While Mary Anne MacLeod was growing up in Scotland, Andrew Carnegie was already famous and had been handing out millions to libraries, auditoriums, educational institutions, and teachers. Still, he had more of it left over, and in 1901, he built himself an American palace on Manhattan’s Upper East Side, where his widow, Louise Whitfield Carnegie, lived when the teenaged Mary Anne arrived at her doorstep.
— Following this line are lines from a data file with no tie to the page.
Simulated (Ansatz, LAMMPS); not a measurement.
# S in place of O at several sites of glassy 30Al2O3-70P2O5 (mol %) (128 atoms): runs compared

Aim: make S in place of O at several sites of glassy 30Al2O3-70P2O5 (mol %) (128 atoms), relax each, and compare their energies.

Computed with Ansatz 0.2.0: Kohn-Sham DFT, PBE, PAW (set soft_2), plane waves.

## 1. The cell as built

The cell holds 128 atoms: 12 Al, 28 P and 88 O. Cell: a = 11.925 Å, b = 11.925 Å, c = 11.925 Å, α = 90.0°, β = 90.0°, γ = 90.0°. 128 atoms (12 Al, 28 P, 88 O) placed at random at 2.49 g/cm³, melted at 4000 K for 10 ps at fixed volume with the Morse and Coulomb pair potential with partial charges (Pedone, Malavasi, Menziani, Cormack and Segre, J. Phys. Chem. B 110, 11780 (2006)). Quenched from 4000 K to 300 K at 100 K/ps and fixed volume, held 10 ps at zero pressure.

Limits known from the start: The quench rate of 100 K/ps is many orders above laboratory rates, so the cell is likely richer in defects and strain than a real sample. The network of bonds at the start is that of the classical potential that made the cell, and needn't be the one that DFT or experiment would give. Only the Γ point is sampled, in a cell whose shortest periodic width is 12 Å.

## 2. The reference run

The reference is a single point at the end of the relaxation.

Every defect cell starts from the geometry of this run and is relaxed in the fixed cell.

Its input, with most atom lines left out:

Like a character out of Charles Dickens, crofter child Mary Anne landed with the Carnegies, almost magically transported from gazing across the water to the Lews Castle in Stornoway, straight through its windows and into the interior of an even larger castle, this one all-American. Her live-in maid’s position meant she spent her days—and presumably nights (she is listed in the census as a household member)—in an American palace, rubbing shoulders with the closest thing Americans had to royalty, during the depths of the Great Depression.

Ensconced in the Scottish-American community, one thing remained for Mary Anne MacLeod to do: find a husband.

The Carnegie Mansion was a sixty-four-room gray stone and brick Georgian Revival building, four stories high, covering more than an acre of land on Manhattan’s Upper East Side. Among its Trumpian excesses: a hand-carved staircase leading to a massive foyer, a dining room that could accommodate three hundred, multiple fireplaces of Carrara marble, Persian rugs, an art gallery, and a library. Carnegie’s personal favorite after-dinner room was paneled entirely in hand-carved teakwood.

A massive Aeolian pipe organ, its pipes extending three floors, held pride of place on the first floor. During Carnegie’s final years at the house, he hired an organist to play it every morning as his wake-up call. A renowned church organist arrived before the household was up, and, “the music drifted to the second floor bedrooms of the Carnegies where they were gently wakened by their favorite tunes,” wrote one historian. Then the mansion’s twenty servants—of whom Mr. Carnegie wrote, “No man is a true gentleman who does not inspire the affection and devotion of his servants”—went to work organizing the day.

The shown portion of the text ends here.